At this point in the story, following the Asylum anthology model, we shift to a second character, a young washer repairman out on a stag party before he marries. They force him to wear the red dress, which his fiancée will also wear, fating them both to violent deaths. The man dies, being numbed to death by the couturiere’s hypnotic ad (think Rodney Ascher’s S From Hell, his mockumentary about a 1964 Screen Gems promo that terrified a generation of children who saw it on TV, and Halloween 3: Season of the Witch). The film loses some steam with the second story, although links are made to the first in the way he is henpecked by his friends and work supervisor, and the way his technical talk about fixing the washer is loaded with sexual innuendo, which links to the scenes at the couturiere shop. Images of the Mohamed character framed behind a round window recalls Barbara Steele framed in Freda’s The Horrible Dr. Hichcock (1964).

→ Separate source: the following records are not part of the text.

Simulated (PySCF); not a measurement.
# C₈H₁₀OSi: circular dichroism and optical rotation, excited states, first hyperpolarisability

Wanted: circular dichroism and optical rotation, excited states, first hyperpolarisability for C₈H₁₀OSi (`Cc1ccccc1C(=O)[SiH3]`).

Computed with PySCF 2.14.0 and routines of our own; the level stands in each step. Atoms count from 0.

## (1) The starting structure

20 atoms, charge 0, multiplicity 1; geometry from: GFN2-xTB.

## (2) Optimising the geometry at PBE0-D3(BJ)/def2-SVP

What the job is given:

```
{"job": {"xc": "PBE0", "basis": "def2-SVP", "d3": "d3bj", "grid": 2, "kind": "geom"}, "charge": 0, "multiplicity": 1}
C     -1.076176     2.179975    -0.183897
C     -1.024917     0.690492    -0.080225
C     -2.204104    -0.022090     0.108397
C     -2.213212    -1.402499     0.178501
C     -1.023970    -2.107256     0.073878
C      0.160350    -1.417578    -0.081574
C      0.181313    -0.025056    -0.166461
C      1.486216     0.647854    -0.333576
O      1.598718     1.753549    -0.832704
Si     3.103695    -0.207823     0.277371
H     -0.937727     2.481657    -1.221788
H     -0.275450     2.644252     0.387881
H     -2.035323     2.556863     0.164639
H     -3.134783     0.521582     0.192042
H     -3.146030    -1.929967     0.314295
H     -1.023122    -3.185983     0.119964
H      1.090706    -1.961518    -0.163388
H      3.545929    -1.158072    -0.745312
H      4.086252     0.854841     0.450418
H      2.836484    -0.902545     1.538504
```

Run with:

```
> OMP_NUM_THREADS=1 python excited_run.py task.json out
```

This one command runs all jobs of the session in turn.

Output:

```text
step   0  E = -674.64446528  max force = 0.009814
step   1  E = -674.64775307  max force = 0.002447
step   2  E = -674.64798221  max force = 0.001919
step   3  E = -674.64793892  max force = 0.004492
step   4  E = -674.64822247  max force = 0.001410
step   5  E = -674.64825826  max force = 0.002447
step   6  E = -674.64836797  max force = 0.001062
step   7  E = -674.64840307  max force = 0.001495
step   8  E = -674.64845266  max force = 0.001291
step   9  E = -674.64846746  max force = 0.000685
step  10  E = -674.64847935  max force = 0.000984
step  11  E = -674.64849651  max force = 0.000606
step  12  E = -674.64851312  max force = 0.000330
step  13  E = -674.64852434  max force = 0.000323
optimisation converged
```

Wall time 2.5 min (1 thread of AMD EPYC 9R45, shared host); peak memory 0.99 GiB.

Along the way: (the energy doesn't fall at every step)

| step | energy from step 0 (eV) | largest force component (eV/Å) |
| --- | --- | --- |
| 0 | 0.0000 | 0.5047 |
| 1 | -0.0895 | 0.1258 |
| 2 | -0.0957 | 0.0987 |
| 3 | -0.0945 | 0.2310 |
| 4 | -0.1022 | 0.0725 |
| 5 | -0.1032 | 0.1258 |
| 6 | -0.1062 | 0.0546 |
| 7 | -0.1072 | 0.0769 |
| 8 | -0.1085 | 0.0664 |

Barbara Steele and Fatma Mohamed

The credit scene (and location) recalls the credit sequence in Blood and Black Lace. And a TV ad run by the store, which is hypnotic and puts viewers in a trance, shows echoes of Halloween 3 but in its retro style is closer to Rodney Ascher’s mockumentary about a 1964 Screen Gem’s logo, S From Hell (2010), that terrified a generation of children who caught it on TV. Strickland’s Freudianism comes clearest in an hilarious scene where a ritualistic cleansing of a female mannequin becomes a combination voyeuristic peepshow, with the single male employee, a tall, gaunt man who looks like he came out of a Rollin film, masturbates outside the shop window while the sales lady cleanses the mannequin’s pubic hair, which is capped by blood flowing from the mannequin’s vagina which she dutifully rubs onto her lips, causing the man to orgasm. The scene is a checklist of psychoanalytical states (castration complex, Oedipal Complex, the mirror stage, etc.). The film is ostensibly an exercise in fetish retro style (with a great score by Cavern of Anti-Matter) but with a measure of political and social subtext around issues of class, capitalism and consumerism. Like the way the horde of customers pile onto the door waiting for them to open, much like the mindless zombies in Dawn of the Dead.

One of the highlights at this year’s FNC was surely the appearance of film critic turned screenwriter and then director Paul Schrader, who was treated to a mini retrospective, hosted a masterclass, and presented his latest film, First Reformed (2017, Paul Schrader). His appearance also coincided with the publication of a revised edition of his 1972 film theory/aesthetic book Transcendental Style in Film. Schrader seems to have flipped his own filmic ideal of transcendental film style, which argues for a style that moves closer and closer to ‘mandala’ or stasis. In this case, though he is far from the slow cinema he writes about in the new introduction to his book, he remains at least close to the more contemplative style of the transcendental masters during the most of the film, but then gives way to “abundance” three quarters in (82 minutes, with the levitation scene) and right at the end when Mary (Amanda Seyfried) unexpectedly enters Toller’s (Ethan Hawke) room, moments after he foregoes one form of suicide (suicide bomber) for another (self-internalized bleeding), and perhaps saves his life by embracing and kissing him, or shows him a view of paradise. At this point, the subtle but passionate reconciliations at the end of Pickpocket and American Gigolo give way to dizzying 360 degree, Vertigo-esque camera movements that encircle them. A film that features a contained man, a priest who was once a military man, trying to keep his life under control, writing a planned one year diary, counselling hurt people, ends up a classic Schrader male character: obsessed to the point of becoming violent. Think Light Sleeper, Hardcore, Taxi Driver, Affliction, etc. This is closer to Tarkovsky than Ozu, though there are also shades of Bresson.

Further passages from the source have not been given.